Many Directions
The Poetry Of Danielle Hope
Danielle Hope, the assistant editor of Acumen, has enjoyed a serious career as a poet that has spanned two and a half decades (a time span incidentally almost identical to that of Acumen itself) and produced three thoroughly interesting volumes (Fair ground of Madness, Rockingham Press 1992; City Fox, Rockingham 1997; and The Stone Ship, Rockingham 2003). Of these City Fox to my mind stands with most books of recent years, and is much the best place for a newcomer to this poet’s work to start. Fairground of Madness has some of the poet’s best and weakest work. The most recent volume Stone Ship seems a trifle transitional towards another style perhaps, but contains several of Hope’s best poems (notably perhaps the rather oddly titled ‘Metier’, which is about prostitutes at Kings Cross Station).
No doubt when Dylan Thomas was writing some of his best poems in his late twenties, or Shelley was amassing his large oeuvre by the age of twenty nine, Ms Hope would have seemed positively middle aged, but in an age where poets seem to be sternly treated as “Young” till the age of sixty, the essential neglect that her work has recieved should perhaps come as no surprise. It is sadly the way of the modern world for the Arts Council to help publish the work, but then make no effort to ensure either readership or assessment. Perhaps this article will go a little way to putting right one such piece of neglect.
Hope’s poetry falls into two distinct parts. The first really only consists of the two sequences, ‘Hall of Mirrors’ (from Fairground of Madness) and ‘Lament Diary’ (from City Fox). ‘Hall of Mirrors’ deals with an early relationship, seemingly of someone who has been a dancer in her teens and an older man. Whether the girl continued to be a dancer is not entirely clear, but the image of the girl dancer in the mirror dominates the poem:
Look at the girl in the first mirror.
That’s me;
he called it the ballet-girl with campanula eyes,
feet lighter than the first breeze of heather.
But under the leotard
I am tough as tarmac...
The affair is treated from the perspective of its breakdown. There is poverty, the lovers deceive each other:
And he and I wove lies in a wild needlepoint
of work, mates, delayed buses, tubes, trains.

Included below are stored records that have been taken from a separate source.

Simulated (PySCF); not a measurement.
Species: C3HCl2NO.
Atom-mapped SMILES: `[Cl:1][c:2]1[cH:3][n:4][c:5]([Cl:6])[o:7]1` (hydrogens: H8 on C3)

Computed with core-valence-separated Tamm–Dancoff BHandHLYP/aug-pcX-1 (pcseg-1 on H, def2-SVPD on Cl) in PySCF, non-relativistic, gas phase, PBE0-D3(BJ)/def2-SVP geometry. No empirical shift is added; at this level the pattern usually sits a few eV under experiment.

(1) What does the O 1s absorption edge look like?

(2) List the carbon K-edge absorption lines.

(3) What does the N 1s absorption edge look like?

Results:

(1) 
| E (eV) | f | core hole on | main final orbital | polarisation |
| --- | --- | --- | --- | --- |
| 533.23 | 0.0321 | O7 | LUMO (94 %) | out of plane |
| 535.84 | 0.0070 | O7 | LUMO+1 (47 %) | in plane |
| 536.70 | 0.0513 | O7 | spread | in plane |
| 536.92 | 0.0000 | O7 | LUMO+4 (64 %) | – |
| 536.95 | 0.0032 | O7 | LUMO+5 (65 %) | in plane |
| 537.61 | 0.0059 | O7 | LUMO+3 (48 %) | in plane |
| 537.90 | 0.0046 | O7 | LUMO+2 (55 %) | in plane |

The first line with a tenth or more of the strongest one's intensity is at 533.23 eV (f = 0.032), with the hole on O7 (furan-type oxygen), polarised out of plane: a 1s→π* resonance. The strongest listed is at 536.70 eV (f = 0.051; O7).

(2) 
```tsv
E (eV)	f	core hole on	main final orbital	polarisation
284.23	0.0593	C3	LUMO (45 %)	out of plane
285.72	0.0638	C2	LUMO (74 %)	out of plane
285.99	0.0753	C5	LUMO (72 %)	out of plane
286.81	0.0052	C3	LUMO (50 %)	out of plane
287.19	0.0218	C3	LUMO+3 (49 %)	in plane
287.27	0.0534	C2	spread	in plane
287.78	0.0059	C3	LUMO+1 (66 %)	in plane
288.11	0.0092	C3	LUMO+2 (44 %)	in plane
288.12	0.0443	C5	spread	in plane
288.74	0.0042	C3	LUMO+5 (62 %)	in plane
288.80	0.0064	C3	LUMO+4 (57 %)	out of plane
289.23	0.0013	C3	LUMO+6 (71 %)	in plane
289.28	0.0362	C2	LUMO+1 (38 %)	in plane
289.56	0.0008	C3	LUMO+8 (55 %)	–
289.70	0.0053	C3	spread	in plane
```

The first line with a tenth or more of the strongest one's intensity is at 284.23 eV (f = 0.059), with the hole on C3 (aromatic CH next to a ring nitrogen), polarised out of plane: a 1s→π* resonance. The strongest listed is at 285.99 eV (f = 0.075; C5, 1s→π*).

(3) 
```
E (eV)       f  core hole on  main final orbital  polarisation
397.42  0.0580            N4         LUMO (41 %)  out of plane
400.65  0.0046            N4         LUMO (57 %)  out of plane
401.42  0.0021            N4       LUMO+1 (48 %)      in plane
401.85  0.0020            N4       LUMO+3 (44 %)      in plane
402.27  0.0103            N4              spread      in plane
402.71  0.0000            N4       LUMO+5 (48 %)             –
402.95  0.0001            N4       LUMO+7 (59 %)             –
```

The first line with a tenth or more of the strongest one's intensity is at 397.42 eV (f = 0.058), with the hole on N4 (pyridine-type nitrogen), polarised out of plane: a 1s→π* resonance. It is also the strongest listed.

Months later I still believed his.
Yet five years on the images still haunt. That much is clear. Yet what gives the poem its remarkable quality is its indirectness in the midst of apparent clarity. Is the dancer the poet, or an image of the poet? It is hard to believe that a fiction could generate such feeling, but it could be so. What is certain is that the poem transcends the personal, and becomes an image for the failed relationships of a generation, and has a most individual music.
With ‘Lament Diary’, there is no doubt that this is personal. This is what happened in the mind of one person after a very close friend died. There is all the rage that most people feel after a serious death, and something at least of a coming to terms. And yet there is a paradox with ‘Lament Diary’ that sets it apart from its contemporaries. The constant navel gazing that ruins so much contemporary poetry, when it confronts major personal events, does not occur. Instead the poems seem to write themselves with great directness yes, but also with a sense of this being any bereavement:
Do not tell me where to bury my grief
how much the garden spade needs me
why earth shrieks, what is chaff.
My grief is my friend
do not touch it.
This is poetry, and for all the simplicity, it touches deep. Catullus was a greater poet, but he knew the same secret as Danielle Hope when he wrote of the loss of his brother.
These are two remarkable poems, that ought to be in any contemporary anthology, and they are on an altogether higher level than the rest of Danielle Hope’s work. However, that is not to belittle a considerable body of poetry, that goes in many directions. If one notices a constant subtext, it is that the poems seem (despite the immaculate craftsmanship) to have evolved their own personality. This is often elusive. One is going along a path one knows well from the contemporary scene, and the poem lurches as it were for a line or two, and one is in some alternative universe. This is sometimes as well, for one would otherwise get a little weary of the constant pushing of political correctnesses, especially about War. Nobody in their right mind likes War, but perhaps one should experience it before writing about it; and Ms Hope has rather too many propagandist poems against it. The ones against Desert Storm in Fairground of Madness are particularly trying to this reader, having an air of rather glib propaganda, which is as dubious in its way as some pro-war Victorian poet of a century back. However, it must be said in fairness that by The Stone Ship, although an anti war poem like ‘Replaying the Battle of Naseby’, is perhaps too cerebral, and has too little of the imagination, there is a genuine air of thought about the origins of war, that is more interesting, if essentially propagandist. But I fancy Hope will never write well about war, till she lets go, and writes about it from inside her considerable imagination.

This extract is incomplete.